Ocellus.
Self-published, 2007. Item #3098 9 3/8 x 11 1/2 in. handmade clamshell box, containing leather-bound book with hand-tooled and handmade covers and gold-painted fore-edge. The book is 8 hand-drawn leaves with ink, and gold-stamped cover sheet and handpainted endpapers, as described by the artist: I am interested in seventeenth- to nineteenth-century science books—actually, most all books that attempt explanation and use delineations to aid in the disclosure of the invisible. Many of the books that inspire me are bound and adorned with ornament, usually rendered in gold leaf on leather. Even as the science became material and the romance of ornament fell away, many of the books, as well as telescopes and microscopes, were tooled up the same way as most books. This is how these early tools of science were made. There was still a fusion of art and science. These books inspire me—OCELLUS is also rendered in gold. The surface treatment is irregular, smooth leathers not used here, the gold is more rustic. The surface is covered with thin shards of goatskin. These were adhered to Japanese paper and dyed. These new pieces of laminated fragments were pressed, polished, waxed, and installed on the boards of the book much like a quilt maker or any other 'piece' maker would go about it. Once the installation was complete and the counter-warping of the boards was compensated for, the tooling began. As I like the risk of tooling on a completed book, most of this happened after the boards were installed. As I tool with a certain amount of spontaneity, having the boards in place helps feed the design orientation. The book was completed in Colfax, Washington in 2007 and is housed in a custom box." Very fine condition.
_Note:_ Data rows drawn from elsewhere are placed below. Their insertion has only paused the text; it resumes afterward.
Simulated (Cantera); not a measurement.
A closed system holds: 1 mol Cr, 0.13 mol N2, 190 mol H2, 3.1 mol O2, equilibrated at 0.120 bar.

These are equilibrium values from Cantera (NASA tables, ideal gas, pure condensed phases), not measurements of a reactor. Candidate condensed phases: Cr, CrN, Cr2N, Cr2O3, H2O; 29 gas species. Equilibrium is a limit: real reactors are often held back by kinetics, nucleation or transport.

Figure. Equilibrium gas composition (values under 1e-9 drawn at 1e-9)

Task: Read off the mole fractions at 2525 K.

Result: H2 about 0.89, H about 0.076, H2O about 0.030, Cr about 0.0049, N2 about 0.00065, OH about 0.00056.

"OCELLUS—2007—a difficult book—I designed grid paper in the 80’s and it is a very strong surface visually on which to work—I find that a figure-ground balance is critical in all discerning visual phenomenon and when that is veiled by an extraordinary dense field [making up the ground] it makes the primary motif of the communication more challenging to draft and apprehend. My solution is to obscure the ground color [light tan] and the grid [sepia] with similar tones of a broken 'antiquated' passage from the so-called warm area of the color circle. This more subdued surface is then easier to articulate. It always amazes me how working on an undifferentiated universe is easier, how the pen moves without the restrictions of the dark grid.